I am having an issue with a conditional probability question. The question is:
Suppose you have three bags containing only red marbles and blue marbles. Bag one has two red marbles and four blue marbles, bag two has eight red marbles and four blue marbles, and bag three has one red marble and three blue marbles. I pick one marble (at random) from each bag.
(a) What is the probability that I picked exactly two red marbles?
(b) Suppose I picked two red marbles but forgot which bag they came from. What is the probability that I picked a red marble from bag one?
For part (a), I have the following possibilities - where r = red marble and b = blue marble:
RRB with a probability of 1/6
BRR with a probability of 1/9
RBR with a probability of 1/36
P(exactly 2 red marbles) = (1/6)+(1/9)+(1/36) = 11/36
For part (b), I understand that this is where conditional probability is involved. I defined E to be the event where a red marble is picked from bag one and E' to be the event where two apples have been picked.

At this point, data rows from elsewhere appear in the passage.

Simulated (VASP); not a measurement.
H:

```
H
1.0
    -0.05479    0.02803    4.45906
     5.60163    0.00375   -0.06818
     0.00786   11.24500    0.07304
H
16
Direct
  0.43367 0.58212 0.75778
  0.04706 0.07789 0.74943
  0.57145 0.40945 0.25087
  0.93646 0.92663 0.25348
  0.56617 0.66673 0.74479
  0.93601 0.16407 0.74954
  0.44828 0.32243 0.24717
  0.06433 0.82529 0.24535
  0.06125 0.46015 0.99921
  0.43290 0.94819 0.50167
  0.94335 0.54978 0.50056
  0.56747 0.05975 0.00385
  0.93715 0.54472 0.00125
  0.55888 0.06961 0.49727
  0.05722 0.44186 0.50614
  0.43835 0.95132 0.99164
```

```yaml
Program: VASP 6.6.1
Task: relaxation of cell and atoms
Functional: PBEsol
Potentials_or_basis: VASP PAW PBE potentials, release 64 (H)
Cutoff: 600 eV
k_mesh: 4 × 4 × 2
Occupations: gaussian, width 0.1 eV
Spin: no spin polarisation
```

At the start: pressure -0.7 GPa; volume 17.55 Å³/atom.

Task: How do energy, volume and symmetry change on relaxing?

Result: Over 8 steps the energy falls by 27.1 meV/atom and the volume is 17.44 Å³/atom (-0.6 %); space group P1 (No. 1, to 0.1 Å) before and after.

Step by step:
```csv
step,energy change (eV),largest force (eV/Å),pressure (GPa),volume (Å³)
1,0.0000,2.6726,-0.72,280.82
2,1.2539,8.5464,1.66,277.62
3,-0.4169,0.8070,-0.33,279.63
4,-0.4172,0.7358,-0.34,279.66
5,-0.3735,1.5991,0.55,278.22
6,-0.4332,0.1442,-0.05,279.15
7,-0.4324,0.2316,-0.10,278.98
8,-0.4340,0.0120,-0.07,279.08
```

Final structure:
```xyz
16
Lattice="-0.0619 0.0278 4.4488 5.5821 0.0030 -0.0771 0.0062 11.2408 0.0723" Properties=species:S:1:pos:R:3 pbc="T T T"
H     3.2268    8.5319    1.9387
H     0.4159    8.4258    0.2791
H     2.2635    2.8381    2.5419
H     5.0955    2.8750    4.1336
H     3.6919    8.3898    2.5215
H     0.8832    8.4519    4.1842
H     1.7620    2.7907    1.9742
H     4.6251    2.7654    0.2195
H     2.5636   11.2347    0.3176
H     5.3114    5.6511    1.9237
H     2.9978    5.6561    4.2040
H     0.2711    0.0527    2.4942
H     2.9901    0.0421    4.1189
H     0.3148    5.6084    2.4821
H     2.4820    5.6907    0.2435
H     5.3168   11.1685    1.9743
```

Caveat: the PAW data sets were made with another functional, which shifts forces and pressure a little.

P(E|E')=P(EnE')/P(E') = ____/(11/36).
I guess that I am having trouble with the numerator, P(EnE'). I have to find the probability of picking a red marble from bag one given that two red marbles where picked. I am torn between the following choices:
(i) P(EnE') = (1+6)+(1/9); which was found in part (a) of the problem
(ii) P(EnE') = (2/3); I figured this would be a possibility since there were three possible outcomes (RRB, BRR, RBR) where two of the three choices have a red marble chosen from bag one.
Any help would be greatly appreciated!
For part a, correct.
For part b, $\frac{P(RRB)+P(RBR)}{P(RRB)+P(RBR)+P(BRR)}\ \ \ \ \ \ \ \ =\frac{\frac{1}{6}+\frac{1}{36}}{\frac{1}{6}+\frac{1}{36}+\frac{1}{9}}=\frac{7}{11}$
Hint: $P(A\ and\ B)=P(A|B)P(B)$ with $A$ as red ball from bag #1 and $B$ as $2$ red balls.